Ontology in Cartography¶
What is an Ontology?¶
An ontology is a structured representation of concepts and relationships within a given domain. It enables semantic modeling of knowledge, making it easier to organize, analyze, and query data. In Cartography, the ontology defines entity (node) types and their relationships, using semantic labels and abstract nodes for better interoperability and extensibility.
A key benefit of this approach is that it enables cross-module queries and the export of data in a unified format. By providing a common semantic layer, different modules can interact seamlessly, and data from various sources can be normalized and exported consistently.

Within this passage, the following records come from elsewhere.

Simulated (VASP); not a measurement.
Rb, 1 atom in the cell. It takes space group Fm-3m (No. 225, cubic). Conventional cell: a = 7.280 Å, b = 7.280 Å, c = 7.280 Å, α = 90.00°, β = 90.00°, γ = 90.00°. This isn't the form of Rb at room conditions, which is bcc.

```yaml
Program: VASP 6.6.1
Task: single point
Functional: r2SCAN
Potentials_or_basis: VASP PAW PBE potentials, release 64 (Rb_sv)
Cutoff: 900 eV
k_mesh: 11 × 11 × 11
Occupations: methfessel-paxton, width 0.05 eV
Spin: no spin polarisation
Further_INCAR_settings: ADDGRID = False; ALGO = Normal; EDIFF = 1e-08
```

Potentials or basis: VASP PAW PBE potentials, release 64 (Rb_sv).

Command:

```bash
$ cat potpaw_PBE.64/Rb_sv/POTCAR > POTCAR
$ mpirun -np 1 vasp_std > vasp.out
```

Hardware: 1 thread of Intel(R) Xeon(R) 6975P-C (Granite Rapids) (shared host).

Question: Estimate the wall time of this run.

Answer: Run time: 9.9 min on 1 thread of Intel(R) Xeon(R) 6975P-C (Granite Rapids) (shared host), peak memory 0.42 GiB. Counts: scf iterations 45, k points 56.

Implementation in Cartography¶
Cartography implements ontology using two main concepts:
Semantic Label: Each graph node can have one or more semantic labels describing its nature (e.g.,
UserAccount,DNSRecord).Abstract Nodes: Some nodes serve as abstract concepts to group similar entities or define common behaviors. This allows logic to be factored and ensures model consistency.
See also
For more background and design rationale, see:
How Ontology Works in Cartography¶
The intel.ontology module in Cartography manages ontology logic. It allows:
Loading ontology definitions from JSON files
Validating the consistency of entities and relationships
Ensuring mapping between collected data and the defined semantic model
The module provides functions to traverse, enrich, and leverage the ontology during data ingestion. It plays a key role in normalizing entities from heterogeneous sources.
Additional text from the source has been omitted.